If my understanding is correct, then I nack this. 
Defaults should be restored to the values before 0227f058aa29.
Otherwise users will notice a change in memory usage that needs to
be avoided or announced more explicitely. (and don't change them twice)

>>>>
>>>> Signed-off-by: Jan Karcher <jaka@linux.ibm.com>
>>>> Reviewed-by: Wenjia Zhang <wenjia@linux.ibm.com>
>>>> ---
>>>>   Documentation/networking/smc-sysctl.rst |  4 ++--
>>>>   net/smc/smc_core.h                      |  6 ++++--
>>>>   net/smc/smc_sysctl.c                    | 10 ++++++----
>>>>   3 files changed, 12 insertions(+), 8 deletions(-)
>>>>
>>>> diff --git a/Documentation/networking/smc-sysctl.rst b/Documentation/networking/smc-sysctl.rst
>>>> index 6d8acdbe9be1..a1c634d3690a 100644
>>>> --- a/Documentation/networking/smc-sysctl.rst
>>>> +++ b/Documentation/networking/smc-sysctl.rst
>>>> @@ -44,7 +44,7 @@ smcr_testlink_time - INTEGER
>>>>   wmem - INTEGER
>>>>   	Initial size of send buffer used by SMC sockets.

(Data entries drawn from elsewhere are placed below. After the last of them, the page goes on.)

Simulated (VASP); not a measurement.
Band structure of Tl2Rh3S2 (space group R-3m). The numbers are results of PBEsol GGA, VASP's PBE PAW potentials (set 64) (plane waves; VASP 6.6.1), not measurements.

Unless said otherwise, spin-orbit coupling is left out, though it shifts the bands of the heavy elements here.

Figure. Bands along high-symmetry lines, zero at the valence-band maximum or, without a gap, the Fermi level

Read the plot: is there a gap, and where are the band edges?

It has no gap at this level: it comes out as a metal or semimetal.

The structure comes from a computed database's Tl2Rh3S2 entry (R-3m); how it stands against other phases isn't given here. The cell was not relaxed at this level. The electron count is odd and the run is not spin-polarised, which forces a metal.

>>>> -	The default value inherits from net.ipv4.tcp_wmem[1].
>>>> +	The default value aims for a small memory footprint and is set to 16KiB.
>>>>   	The minimum value is 16KiB and there is no hard limit for max value, but
>>>>   	only allowed 512KiB for SMC-R and 1MiB for SMC-D.
>>>> @@ -53,7 +53,7 @@ wmem - INTEGER
>>>>   rmem - INTEGER
>>>>   	Initial size of receive buffer (RMB) used by SMC sockets.
>>>> -	The default value inherits from net.ipv4.tcp_rmem[1].
>>>> +	The default value aims for a small memory footprint and is set to 64KiB.
>>>>   	The minimum value is 16KiB and there is no hard limit for max value, but
>>>>   	only allowed 512KiB for SMC-R and 1MiB for SMC-D.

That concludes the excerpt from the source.